The initial conversion price will be set at £79.65 (in line with the conversion price of the Outstanding Bonds), which will be subject to adjustments in certain circumstances in line with market practice.

The Bonds will include customary change of control adjustments, which will be set at levels corresponding with the change of control adjustments applicable to the Outstanding Bonds. The maximum reduction to the conversion price in a change of control scenario will be 47.5%, in line with the Outstanding Bonds.

Settlement and delivery of the Bonds is expected to take place on or around 19 September 2024 (the "Settlement Date").

The Bonds will be redeemed on 19 September 2028, unless previously converted, exchanged, redeemed or purchased and cancelled in accordance with the terms and conditions of the Bonds, at a redemption price of 120% of the principal amount, implying an annual yield to maturity of 14.84%.

The Bonds may be redeemed at the option of the Issuer at the Accreted Redemption Amount plus accrued but unpaid interest (i) at any time on or after 10 October 2027, if the Parity Value (as defined in the Terms and Conditions) on at least 20 out of any period of 30 consecutive dealing days ending no more than five London business days prior to the giving of the relevant redemption notice, shall have equalled or exceeded 130% of the Accreted Redemption Amount of the Bond; or (ii) at any time, if 15% or less of the principal amount of the Bonds originally issued remains outstanding.

The "Accreted Redemption Amount" is set in such a manner that, with accrued interest, it guarantees at the date of effective repayment to an initial subscriber of the Bonds (at the Settlement Date of the Bonds) an annual yield to maturity that is identical to that which it would have obtained from redemption upon maturity, namely an annual yield of 14.84%.

Application is intended to be made for the Bonds to be admitted to trading on the unregulated open market (Freiverkehr) of the Frankfurt Stock Exchange after the Settlement Date but prior to the first interest payment date of the Bonds.

J.P. Morgan Cazenove acted as Sole Bookrunner for the Bond Offering, and as Sole Dealer Manager for the Concurrent Repurchase.

Concurrent Repurchase

Concurrently with the Bond Offering, the Sole Dealer Manager assisted the Company in collecting indications of interest from holders in tendering their Outstanding Bonds for purchase by the Company for a cash consideration of £85,000 per £100,000 in principal amount of the Outstanding Bonds (the "Purchase Price").  

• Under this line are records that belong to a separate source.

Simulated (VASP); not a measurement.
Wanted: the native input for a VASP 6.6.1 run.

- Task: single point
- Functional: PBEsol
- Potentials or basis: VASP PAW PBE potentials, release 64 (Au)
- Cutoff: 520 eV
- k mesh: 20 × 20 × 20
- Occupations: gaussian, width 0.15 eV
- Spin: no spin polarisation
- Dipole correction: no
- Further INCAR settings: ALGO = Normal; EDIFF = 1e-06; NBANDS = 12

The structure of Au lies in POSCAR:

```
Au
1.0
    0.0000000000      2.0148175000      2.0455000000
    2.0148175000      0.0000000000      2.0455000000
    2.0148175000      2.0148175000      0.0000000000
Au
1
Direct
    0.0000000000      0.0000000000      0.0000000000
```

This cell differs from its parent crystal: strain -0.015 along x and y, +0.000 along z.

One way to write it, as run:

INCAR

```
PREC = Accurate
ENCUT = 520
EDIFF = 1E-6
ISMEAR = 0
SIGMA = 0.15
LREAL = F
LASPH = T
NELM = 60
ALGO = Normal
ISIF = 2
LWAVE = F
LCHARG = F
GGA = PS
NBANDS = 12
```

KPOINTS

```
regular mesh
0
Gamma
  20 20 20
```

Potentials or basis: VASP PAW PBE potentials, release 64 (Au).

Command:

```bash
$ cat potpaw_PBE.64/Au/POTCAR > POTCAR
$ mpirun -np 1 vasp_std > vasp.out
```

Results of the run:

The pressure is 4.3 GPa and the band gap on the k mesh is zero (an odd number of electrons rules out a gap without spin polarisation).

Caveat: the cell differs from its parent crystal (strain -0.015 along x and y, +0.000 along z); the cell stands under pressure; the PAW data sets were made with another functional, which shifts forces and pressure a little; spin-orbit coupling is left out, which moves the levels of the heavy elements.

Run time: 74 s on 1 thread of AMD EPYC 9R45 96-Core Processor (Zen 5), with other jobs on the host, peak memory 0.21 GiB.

In addition to the Purchase Price, the Company will pay, in respect of the Outstanding Bonds accepted for purchase pursuant to the Concurrent Repurchase, a cash amount representing interest accrued but unpaid on the Outstanding Bonds from and including 16 April 2024, being the immediately preceding interest payment date prior to the Concurrent Repurchase to but excluding the Settlement Date. The accrued interest amount per £100,000 of the Outstanding Bonds will be £319.67.

The Company has accepted for repurchase £173.4 million in aggregate principal amount of the Outstanding Bonds. The Outstanding Bonds repurchased by the Issuer will be cancelled thereafter in accordance with their terms and conditions.

Following the settlement of the Exchange Offer and Concurrent Repurchase on the Settlement Date, £73.6 million in aggregate principal amount of the Outstanding Bonds are expected to remain outstanding.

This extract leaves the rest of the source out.